Thank you, my private prediction was correct -- that there would be no examples. Just wind.
You can check my post #251 where I prove my case.
 
The fundamental error in the OP and through the whole thread, has been the red herring of arguing definitions. The definition is being used as an assertion of truth: theists define faith as a reasoned process. But that's not a definition's role. "The definition says they rely on reason and evidence so therefore they do!" is a mere assertion. But it's the OP's basic argument.

What deflecting to definitions does, is make it falsely seem like nobody can argue the claim. A definition is a definition; presumably you're to simply accept that that's how people use the word. But "theists reason their faith" isn't a definitional matter, it's a claim lacking an argument. The one single way to prove the claim is true is to discuss the quality of the reasoning itself. Which the OP doesn't want to do, he wants the definition by itself to serve as a completed argument.
 
If you look up gay in a dictionary it will have multiple contextual meanings.
That's correct. So when somebody uses the word "gay," then know what they mean by gay. If you don't know what they mean, then ask them if you can. Once you know what they mean, then don't say that they mean something else.
Gay as happy and carefree is an outdated term . It was a common term in the 30s 50s to mean a carefree person.

If today somebody tells me he or she is gay I will think it means sexuality.
Again, it's best to make sure that you know what they mean.
Which goes to the point on defining faith.

It is contextual and religious faith implies a belief in that wchich has no objective evidence..
Again, just ask the religious what they mean by faith or look it up. I did both, and I found that what you're saying here is false. Yes, religious faith can be blind, but that's not the official understanding of faith among the religious.

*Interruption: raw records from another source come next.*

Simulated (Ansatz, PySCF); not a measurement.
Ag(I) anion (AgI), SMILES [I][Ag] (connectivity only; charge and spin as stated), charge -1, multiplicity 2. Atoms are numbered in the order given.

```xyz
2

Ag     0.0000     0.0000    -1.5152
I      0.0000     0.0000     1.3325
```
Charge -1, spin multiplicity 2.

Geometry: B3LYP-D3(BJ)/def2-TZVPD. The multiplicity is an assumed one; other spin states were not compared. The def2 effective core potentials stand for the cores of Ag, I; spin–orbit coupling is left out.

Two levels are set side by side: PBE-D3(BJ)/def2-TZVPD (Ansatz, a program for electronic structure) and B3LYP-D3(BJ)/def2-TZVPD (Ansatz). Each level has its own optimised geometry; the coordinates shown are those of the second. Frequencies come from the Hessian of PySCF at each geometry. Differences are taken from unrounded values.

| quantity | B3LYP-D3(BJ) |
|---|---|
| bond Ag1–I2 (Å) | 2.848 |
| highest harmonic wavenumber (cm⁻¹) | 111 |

And by the way, to keep repeating that religious faith is devoid of reason and evidence when the facts show otherwise is as blind a faith as you can have.
You posted a link or made a comment about Christians having evidence and faith being evidence based, is that what you men by atheists don't get religious faith right?.
No. There is no absolutely "right" definition of faith or any word for that matter. What atheists like you are doing is twisting what the religious mean by faith by saying their faith is something different than what they say it is.
Christians use the dame logical and reasoning faculties as science does. The difference is the nature of the alleged evidence and the premises.
That's correct but irrelevant. I never intended to discuss the quality of the logic and evidence the religious use but the fact that they use logic and evidence at all which they do.
The idea that science and religion are equivalent faith based is beyond silly.
I never said any of this. Not all faith is equally valid, of course.
Science is faith based, scientists have a faith that their conclusions are valid. Cosmology and the BB is given as an example. Or no one has ever seen an electron or photon, so their existence is faith based.
What's wrong with any of that?
Christians have faith god created the universe and they logically deduce it from observation.
Ahh--so you concede that the religious use logic. You are finally getting it!
Therefore creationism and cosmology/science are equally valid.
That doesn't follow. It's a non sequitur but is still logic.
Do you think religious and scientific logic are equally valid in drawing conclusions about reality?
No, but that's irrelevant to the topic I raised in the OP. I'm not debating the quality of religious faith but the nature of religious faith.
 
1. Atheists tend to see the idea of faith as weak, irrational, and the product of religion

Huh? Says who, you? Your claim is soundly refuted by multiple posters on the meaning of and contextual nature of the word. I can only speak for myself not 'all atheists'. Religion is not necessarily irrational, it can be a way of coping. It is the irrational extremes that are the issues.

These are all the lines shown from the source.